Taipei Hopes Democracy Will Pave Way to Mainland

TAIWAN's return to the China mainland will be spearheaded not by tanks and missiles, but by the lure of political democracy. This is the new vision that the Taipei government offers both to its nearly 20 million citizens and to the 1.1 billion Chinese in China.

``We describe our Taiwan experience as political democratization, economic free enterprise, and social and cultural pluralism,'' says Yu-ming Shaw, chief government spokesman of the Republic of China on Taiwan.

But reality lags behind the vision.

``We have not yet reached democracy,'' says a professor of political science at Taiwan University. The ruling Kuomintang (KMT or Chinese Nationalist Party), still ``dominates the whole political scene,'' he adds, despite the emergence of a vigorous opposition party, the Democratic Progressive Party (DPP).

The DPP, founded illegally in 1986, has 13 seats in the Legislative Yuan, Taiwan's national parliament.

``Even if we won all the 101 seats to be contested in the upcoming elections,'' says DPP spokesman Tsai Shih-yuan, ``we still would not have a majority.'' This is because the majority of about 270 members of the Legislative Yuan have been in office since 1948, before Taiwan was defeated by the Communists on the mainland. Their terms have been extended until now by government decree.

Taiwan seats in the legislature have been gradually increased as mainland-elected legislators die or retire, but so far the government has been unable to hasten the pace of legislative change.

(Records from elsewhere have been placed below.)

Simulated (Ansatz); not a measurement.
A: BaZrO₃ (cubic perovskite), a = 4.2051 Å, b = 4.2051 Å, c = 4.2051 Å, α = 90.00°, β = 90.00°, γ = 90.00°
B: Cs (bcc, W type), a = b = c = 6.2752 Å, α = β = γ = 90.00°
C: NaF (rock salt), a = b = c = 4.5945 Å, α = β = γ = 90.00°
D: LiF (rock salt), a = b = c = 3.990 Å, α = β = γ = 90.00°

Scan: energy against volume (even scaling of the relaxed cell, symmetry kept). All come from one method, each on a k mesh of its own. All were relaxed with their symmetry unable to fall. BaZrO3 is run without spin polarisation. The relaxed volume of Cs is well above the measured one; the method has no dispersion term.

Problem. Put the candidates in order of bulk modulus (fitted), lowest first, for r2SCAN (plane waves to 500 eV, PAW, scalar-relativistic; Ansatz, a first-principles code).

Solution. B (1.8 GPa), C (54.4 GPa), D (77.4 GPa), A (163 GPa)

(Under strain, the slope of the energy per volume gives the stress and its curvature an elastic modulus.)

Nevertheless, the June 3-4 Tiananmen Square massacre in Beijing brought home to citizens here how much freer, even under one-party rule, Taiwan's political climate is than that of the mainland.

During the two years preceding Tiananmen, more than half a million Taiwanese visited the mainland either to see relatives or as tourists. Most returned to Taiwan, surprised at the poverty of their mainland cousins and with increased pride in the economic progress their island had made.

Furthermore, democracy will make a significant advance Dec. 2 in island-wide elections. For the first time in Taiwan's history, opposition parties may legally put up candidates. The contrast with 1986, when DPP candidates had to run as individuals, is considerable, says Daniel Huang, a candidate for the Taipai City Council.

``Voters won't just be choosing between individuals, they'll be choosing between parties,'' Mr. Huang says.

The KMT machine remains strong, and the party has 2 million members, although only half of them voted in party primaries early this year, says KMT spokesman James Chu.

Campaigning is rough: DPP candidates accuse the KMT of buying votes, particularly in rural areas, while KMT candidates say the DPP is faction-ridden and has no practical policies.

The DPP, essentially a middle-class party, has growing support in the cities and could win up to a third of the seats at stake.

Television is still under pervasive government control, but the print media have been freed to a degree almost unimaginable until the lifting of martial law two years ago.

Freedom of speech extends to the airing of previously taboo subjects, the most conspicuous of which is 2-28, a code-word for islandwide demonstrations on Feb. 28, 1947, followed by the imprisonment and killing of thousands of Taiwanese by troops of Chen Yi, the corrupt KMT governor.

``City of Sadness,'' a film dealing with this subject, won an award at the Venice Festival this year. Today it is showing to packed houses in Taipei.